A moral and principled position would require us to apply to Israel at least the same standards that we apply to the Palestinians, writes Haroon Moghul.
By Haroon Moghul
While Palestinians are being massacred — over 50 killed and close to 2,000 wounded as demonstrators are being met with live fire — Israel and America celebrate the move of the U.S. embassy to Jerusalem. That juxtaposition is revolting, but it is also revealing. The double standards of occupation and dispossession have never been clearer.

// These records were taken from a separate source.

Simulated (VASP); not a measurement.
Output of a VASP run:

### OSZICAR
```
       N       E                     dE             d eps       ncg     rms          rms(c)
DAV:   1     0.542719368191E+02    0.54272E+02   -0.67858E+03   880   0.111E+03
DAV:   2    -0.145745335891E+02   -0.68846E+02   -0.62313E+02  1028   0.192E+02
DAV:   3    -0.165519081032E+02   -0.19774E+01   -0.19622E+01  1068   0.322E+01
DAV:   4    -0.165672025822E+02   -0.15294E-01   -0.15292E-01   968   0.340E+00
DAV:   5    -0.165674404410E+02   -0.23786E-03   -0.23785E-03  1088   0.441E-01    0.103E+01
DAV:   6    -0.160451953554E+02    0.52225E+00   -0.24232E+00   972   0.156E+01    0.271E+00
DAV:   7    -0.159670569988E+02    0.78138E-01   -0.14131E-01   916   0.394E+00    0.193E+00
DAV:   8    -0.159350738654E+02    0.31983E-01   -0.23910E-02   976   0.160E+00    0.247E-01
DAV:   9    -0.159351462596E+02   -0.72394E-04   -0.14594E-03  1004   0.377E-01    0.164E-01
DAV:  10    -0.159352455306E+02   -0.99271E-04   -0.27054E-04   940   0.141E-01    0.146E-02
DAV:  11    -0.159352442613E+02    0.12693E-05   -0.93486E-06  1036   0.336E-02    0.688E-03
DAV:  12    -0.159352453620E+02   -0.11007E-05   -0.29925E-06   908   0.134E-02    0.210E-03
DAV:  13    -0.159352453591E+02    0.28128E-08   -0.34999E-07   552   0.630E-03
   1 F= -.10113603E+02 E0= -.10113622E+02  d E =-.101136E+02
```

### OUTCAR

Since March 30th, which marked Land Day — a day mourning the deaths of Israeli-Palestinians killed while protesting in 1976 — Gazans have repeatedly massed at their border with Israel, demanding the right to return to lands they were expelled from during the formation of Israel. They have been met with tear gas and live fire.
While some of these Palestinians intended harm, they have been remarkably few and far between, a minuscule percentage of the tens of thousands of unarmed protesters. That is part of a historic pattern: Israel claims it only uses force when absolutely necessary. The evidence suggests otherwise. A hugely disproportionate number of Palestinians die, while few if any Israelis ever do (in this case: zero). Still Israel claims it is defending itself.
It is a curious line of defense, one which reveals the very (troubled, and troubling) logic of Zionism itself.
Zionism, broadly speaking, is the belief that the Jewish people deserve the right to self-determination, to define themselves collectively as so many other peoples do. This, and the undeniable historic tie of Jews, and Judaism, to what is now Israel and the West Bank, is used to buttress the legitimacy of Israel.
Now, these are important points. Why shouldn't the Jews have the right to self-determination? And there are plenty of anti-Israel voices who do deny the historical connection of Jews, and Judaism, to what is now Israel and Palestine. Such voices are frequently anti-Semitic and, flatly, wrong. But the problem isn't self-determination.
It's not historical connection, either.
It's that the Palestinians are indigenous. They were already there. Foreign settlers, whether they arrived before 1948 or after 1967, sought to enter that land — in order to transform that land into their own.
Thus, if Israel is justified in using live fire against Palestinian civilians trying to re-enter territory they were literally expelled from by that state, then shouldn't Palestinians have an equal right to indiscriminately use violence against Israeli settlers? Settlers, after all, aren't just trying to encroach on the meager rump state that is now purportedly on offer to the Palestinians, but are creating facts on the ground — cities, roads and checkpoints — that make a contiguous Palestinian state impossible.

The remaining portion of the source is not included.